Alan O’Brien Follow @alanob2112
Gegenpressing is the best playmaker there is, according to Jurgen Klopp; heavy metal football, as it were. But what happens if your gegenpressers blow their amps after 25 minutes? In Kiev, on Saturday evening, the one-note German found out.
Zinedine Zidane was kind enough to play the tune Liverpool’s manager wanted to hear. Eschewing the wide threat posed by Gareth Bale, the Frenchman kept faith with his customary European diamond. Congested, and bereft of wide passing options, Madrid were overwhelmed by relentless Red pressure. For 25 minutes.
Thrice, in the opening seven minutes, Liverpool’s press forced the game’s outstanding player Raphael Varane into last-ditch mode. Andy Robertson, spared a minder by Madrid’s left-leaning system, was having a ball. Gaps either side of Casemiro looked ripe for exploitation, too. So frazzled were the holders that Toni Kroos, of all people, passed the ball directly out to touch. But Madrid weathered that early storm, and Liverpool missed their chance.
Mo Salah hit the floor shortly after his side’s energy levels, removing any dilemma that may have plagued Marcelo. The Brazilian advanced freely from then on, as Madrid responded wisely to Klopp’s compact defensive unit by overloading wide areas. Liverpool, spent, failed to close down first-half crosses from both the rampaging left-back and the laterally-drifting Isco. Only an apt offside flag, denying Karim Benzema an opener, preserved parity.
Isco’s freedom to raid between the lines should have spelled trouble for the Reds, who consistently fail to defend such areas. But Liverpool’s compactness, partly achieved by a high defensive line, barred the way for the mostly ineffectual 26-year-old.

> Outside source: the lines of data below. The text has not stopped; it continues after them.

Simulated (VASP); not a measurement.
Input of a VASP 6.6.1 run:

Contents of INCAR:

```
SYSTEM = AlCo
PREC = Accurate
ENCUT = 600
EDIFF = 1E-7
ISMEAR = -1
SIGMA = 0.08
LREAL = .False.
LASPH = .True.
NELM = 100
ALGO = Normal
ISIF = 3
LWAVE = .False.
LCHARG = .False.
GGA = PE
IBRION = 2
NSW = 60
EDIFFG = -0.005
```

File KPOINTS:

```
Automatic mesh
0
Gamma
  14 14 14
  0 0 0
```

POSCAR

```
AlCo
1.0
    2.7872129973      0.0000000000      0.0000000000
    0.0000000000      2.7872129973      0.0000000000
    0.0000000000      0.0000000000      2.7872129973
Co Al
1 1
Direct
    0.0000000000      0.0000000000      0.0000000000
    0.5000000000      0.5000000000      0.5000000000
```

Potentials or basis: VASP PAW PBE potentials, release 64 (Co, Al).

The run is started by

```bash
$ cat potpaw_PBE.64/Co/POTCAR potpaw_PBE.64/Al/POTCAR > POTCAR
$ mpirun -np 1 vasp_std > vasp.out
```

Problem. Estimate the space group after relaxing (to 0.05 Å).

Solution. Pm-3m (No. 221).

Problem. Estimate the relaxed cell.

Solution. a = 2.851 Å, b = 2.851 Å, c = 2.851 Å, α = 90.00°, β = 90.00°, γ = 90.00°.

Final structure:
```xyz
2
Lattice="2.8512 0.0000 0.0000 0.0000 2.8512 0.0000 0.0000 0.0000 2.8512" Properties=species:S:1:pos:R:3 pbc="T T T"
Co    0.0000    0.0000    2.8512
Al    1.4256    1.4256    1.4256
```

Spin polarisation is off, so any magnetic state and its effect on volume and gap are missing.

Liverpool’s vanishing press did, however, turn that high-line into a golden opportunity for Kroos. Oft popping up unmarked in the middle third, the German attempted several lofted through balls over the Liverpool defence; one of which led to Benzema forcing the first of two Loris Karius errors.
On Saturday, the Irish Times’ Ken Early waxed lyrical about Klopp’s apparent credentials as the “greatest manager in the world”, citing the “real faith” he places in his players. Yet, on the basis of this performance, on the biggest stage, any faith entrusted in Karius — or indeed his equally inept alternate, Simon Mignolet — was woefully misplaced. Even casual observers of the people’s game have known this for some time.
Zidane’s decision to omit Gareth Bale was not nearly as baffling. But the Welshman’s arrival, heralding the 4-3-3 Zidane should have started with, quickly wiped out Sadio Mané’s set-piece equaliser.
Switches of play, directed at Madrid full-backs Marcelo and Nacho, killed tired Liverpool legs. Nacho’s unpressed cross should have been converted by Isco. Marcelo, equally free, produced a moment of real magic from Bale.
Rampant on the break thereafter, in behind Robertson and Trent Alexander-Arnold, Madrid could have added three further goals — four if you count the Ronaldo chance foiled by a pesky pitch invader. Sandwiched in between was Karius’s second, and decisive, clanger.
Even in victory, over Roma and Manchester City, a tired Liverpool fell to pieces late on; prone to multiple concessions, with zero control evident. So it proved here. After 25 minutes.